Something about the Leftists
Adnan in the Schlüterstraße is famous for its lamb chops (17 euros) and its truffled pasta so it was a bit of a surprise that Gregor Gysi did not turn up at the party for journalist Jan Fleischauer. Perhaps it was to do with the title of his new book, “Unter Linken – Von einem, der aus Versehen konservativ wurde”. Or perhaps he simply wasn’t very hungry. Still the place was full of conservatives – Matthias Döpfner, Minister zu Guttenberg, Wolfgang Bosbach, my God, a whole cruise ship full of Missfelders and Röttgens and Barings – in celebratory mood as if they had just won an election and were dancing on the graves of the Left. And you see their point. For some mysterious reason the Left across Europe (except in tiny Iceland) is in retreat. We have the biggest crisis of capitalism in human memory and what is the hard left doing? Hiding under the bedcovers. This should be their hour. Did not Oskar predict all this in his anti-globalisation books? Lafontaine was never shy before about telling us that he was right, even when he manifestly was not. It was Die Linke who first identified bankers as gangsters (Ganoven), who called for nationalisation and taxes on the rich. And yet there they are in this week’s Stern-Forsa survey at a stubbornly unchanging ten per cent, just a nose ahead of the almost invisible Greens. The SPD meanwhile is surging ahead thanks partly to Steinbrück’s bullying of Ouagadogu and other shanty-towns like Zürich (one thing I have noticed over the years: Germans hate bullies in everyday life but love them in politics. Strauß, for example). Steinbrück has understood something about the Zeitgeist. The electorate wants to castrate bankers but at the same time wants politicians with testosterone, a kind of egg-transplant. And this is the season when voters get what they want. Jawohl!

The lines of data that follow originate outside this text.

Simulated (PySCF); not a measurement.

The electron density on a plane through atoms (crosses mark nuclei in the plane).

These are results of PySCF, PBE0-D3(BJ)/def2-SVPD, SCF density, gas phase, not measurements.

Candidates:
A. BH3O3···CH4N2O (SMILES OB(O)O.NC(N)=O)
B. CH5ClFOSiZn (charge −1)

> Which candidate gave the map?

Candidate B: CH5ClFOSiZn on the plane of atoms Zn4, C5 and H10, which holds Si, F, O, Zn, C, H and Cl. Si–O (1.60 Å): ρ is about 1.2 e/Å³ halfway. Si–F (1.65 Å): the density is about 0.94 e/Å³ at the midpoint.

But what about the Linken? I worry about them. There was obviously a structural defect, an engineering problem as soon as the WASG united with the PDS. As Carl Wechselberg said last week, the point of the merger was to soak up large numbers of unhappy west SPD voters who admired Lafontaine, but it never happened. Instead, the West-Linken are largely crazies and the kind of obsessive bean-counters that so scarred poor Jan Fleischauer’s childhood. The East-Linken meanwhile have turned themselves from Bolsheviks into Mensheviks and from Mensheviks into Gutmenschen; they are the party that actually listens to their constituents and empties their bed-pans. How were these two bits ever going to merge? They are like two rats in a sack. And so as Wechselberg has realised (albeit after a long delay), the only way the Linken can survive is by constant radicalisation to disguise the cracks. Their programme shows that they have given up the idea of national government: a 100 Milliarden Zukunftsfond, another 100 Milliarden every year for education, Klimaschutz and health, the scrapping of NATO.
The fundamental problem, of course, is that the Germans like their left winger to be kuschelig, cuddly. The Left leaders were never as successful nationally as when Oskar preferred Sekt to Sektieren; a fat, loving father who liked to eat well. The same went for party-Gysi, dancing with women who were at least a metre taller than him. It was as if they were saying, yes, let’s have a revolution – but one in which every citizen, however poor, has the right to eat oysters washed down with a good dry white wine. That, I discovered this week in a new biography written by Tristram Hunt, is what Friedrich Engels wanted. “Engels believed in cascading the pleasures of life – food, sex, drink, culture, travel – down to all classes,” rites Hunt. “Socialism was not a never-ending committee meeting, but a life of satiated enjoyment.” Every Sunday, Engels would open up his house in London’s Primrose Hill and throw a party. August Bebel remembers leaving at two in the morning after a night of Pilsner, claret and Maitrank. “If I had an income of 5,000 francs I would do nothing but work and amuse myself with women until I went to pieces,” he wrote to Marx in the 1840s. “If there were no Frenchwomen, life wouldn’t be worth living.”
Now that is a Leftist political thinker who would get my vote. If Engels had been in charge, Fleischauer would not have had to write his reckoning with the Left. And Gysi could have come along to Adnan and had a lamb chop with a good conscience.